I have been asking many questions about the SSE4.2 and AVX compiler optimization; here is my paraphrase of some answers:
Q. why doesn't SSE4.2 optimization make a difference to the compilers?
1. versioning for vector alignment
background: Intel CPUs exhibit reduced store latency when parallel stores are 16-byte aligned. Intel and gnu compilers peel up to 3 initial loop iterations into a scalar loop, in order to use parallel aligned stores, such as movaps.
Sun compilers don't perform this alignment; they use only 64-bit stores, in case there may be misalignment. This may work better for short vectorizable loops of unknown alignment.
In addition, Intel CPUs prior to SSE4.2 performed so much better with aligned loads that it was worth while to make 2 versions of vector code in loops with at most 3 operands, so as to optimize the case where all operands are consistently aligned, but also handle the case of differing alignment. Only the Intel compilers generate this additional version of a loop. Presentations about SSE4.2 architecture point out that it would be preferable to make only a single version.
The gnu compiler choices to avoid performance problems with unaligned vectorized loads are splitting into 64-bit loads (the default, not good for recent CPUs), or the use of movaps and the like in spite of misalignment (-march=barcelona), so as to optimize for the named CPU and (with -msse4) for sse4.2.
Q. Why doesn't Intel SSE4.2 suppress the unnecessary versioning?
A. AVX would restore the importance of this versioning. Don't want to break future optimizations.
Q. Why are there 2 versions, with additional scalar iterations for alignment, even when the code in the 2 versions is identical?
A. Compiler can't predict when the 2 versions will be identical at the time when the decision is finalized to make 2 versions.
Q. Why are there 2 versions, even for some cases of 2 operands, where the alignment adjustment assures that 1 of those versions is never executed?

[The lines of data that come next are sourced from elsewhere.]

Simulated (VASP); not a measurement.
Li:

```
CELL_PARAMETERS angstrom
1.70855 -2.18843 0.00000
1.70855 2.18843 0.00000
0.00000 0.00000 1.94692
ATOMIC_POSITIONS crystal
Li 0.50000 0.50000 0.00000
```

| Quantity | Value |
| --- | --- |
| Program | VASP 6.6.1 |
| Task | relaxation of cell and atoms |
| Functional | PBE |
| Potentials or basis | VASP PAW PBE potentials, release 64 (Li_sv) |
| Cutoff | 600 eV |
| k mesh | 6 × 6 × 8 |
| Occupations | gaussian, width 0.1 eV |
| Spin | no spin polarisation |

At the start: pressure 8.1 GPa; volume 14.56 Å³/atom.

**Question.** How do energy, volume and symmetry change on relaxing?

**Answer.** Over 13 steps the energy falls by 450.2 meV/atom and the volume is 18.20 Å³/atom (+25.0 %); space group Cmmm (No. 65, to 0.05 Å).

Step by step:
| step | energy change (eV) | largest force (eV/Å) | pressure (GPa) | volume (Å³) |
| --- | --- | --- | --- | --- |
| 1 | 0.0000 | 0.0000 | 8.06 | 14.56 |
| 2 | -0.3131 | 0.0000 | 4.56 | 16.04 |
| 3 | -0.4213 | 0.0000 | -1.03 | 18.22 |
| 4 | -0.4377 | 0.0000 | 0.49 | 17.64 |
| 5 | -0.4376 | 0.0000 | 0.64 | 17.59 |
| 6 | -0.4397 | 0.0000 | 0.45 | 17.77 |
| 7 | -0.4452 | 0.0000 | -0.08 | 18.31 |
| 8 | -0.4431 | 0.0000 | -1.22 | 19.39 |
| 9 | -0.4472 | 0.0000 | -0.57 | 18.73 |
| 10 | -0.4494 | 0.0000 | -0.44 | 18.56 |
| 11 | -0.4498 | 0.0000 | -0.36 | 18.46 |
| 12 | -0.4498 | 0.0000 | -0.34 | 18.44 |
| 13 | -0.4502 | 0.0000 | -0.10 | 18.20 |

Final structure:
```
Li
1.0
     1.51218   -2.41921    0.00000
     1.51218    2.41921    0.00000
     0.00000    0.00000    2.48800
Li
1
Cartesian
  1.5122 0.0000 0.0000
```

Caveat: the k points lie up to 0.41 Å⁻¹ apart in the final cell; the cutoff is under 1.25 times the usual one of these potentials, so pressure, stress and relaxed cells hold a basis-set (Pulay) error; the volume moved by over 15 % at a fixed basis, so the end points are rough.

A. It's a rare case, with no known performance impact, in the recent compilers which pick the correct version at run time.
2. optimizations specific to Intel -xSSSE3 may not be desirable in -xSSE4.2
Q. Use of palignr to avoid fetching data multiple times with varying alignments slows loop startup, and may show no advantage on SSE4.2. SSE4.2 code doesn't run on the CPUs which benefit from this "optimization;" how can this complicated code generation be avoided?
A. In practice, production code for SSE4.2 processors is usually built with SSE2 or SSE3 optimization. For AVX, when we make a multiple architecture compilation, we will allow the current "Intel microarchitecture code-named Nehalem" CPUs to run the SSE2 (-axAVX) or SSE3 (-axAVX -mSSE3) code. Future compilers should have performance heuristics to decide when there is value in producing vectorized versions for both requested architectures. It's probably not worth while to include SSSE3 or sse4 versions when there are already 2 architecture versions.
3. Intel compilers ignore many opportunities for scalar replacement in loop-carried recursion, e.g.
do j= 2,n
Reading the last stored value (presumably by a store-forward bypass on the memory buss) introduces a significant delay, compared against avoidance of reload by scalar replacement optimization, on SSE4.2 CPUs, as well as non-Intel CPUs. This may prevent any performance gain for SSE4.2 CPUs over older ones.
Q. How do we know when we must dictate scalar replacement with a local temporary in source code?
A. Look for loops which perform better with Sun or gnu compiler than with Intel, or find hot spots with a profiler, and look for latencies associated with reload. When Microsoft compilers don't perform such optimizations automatically, source code tuning is expected.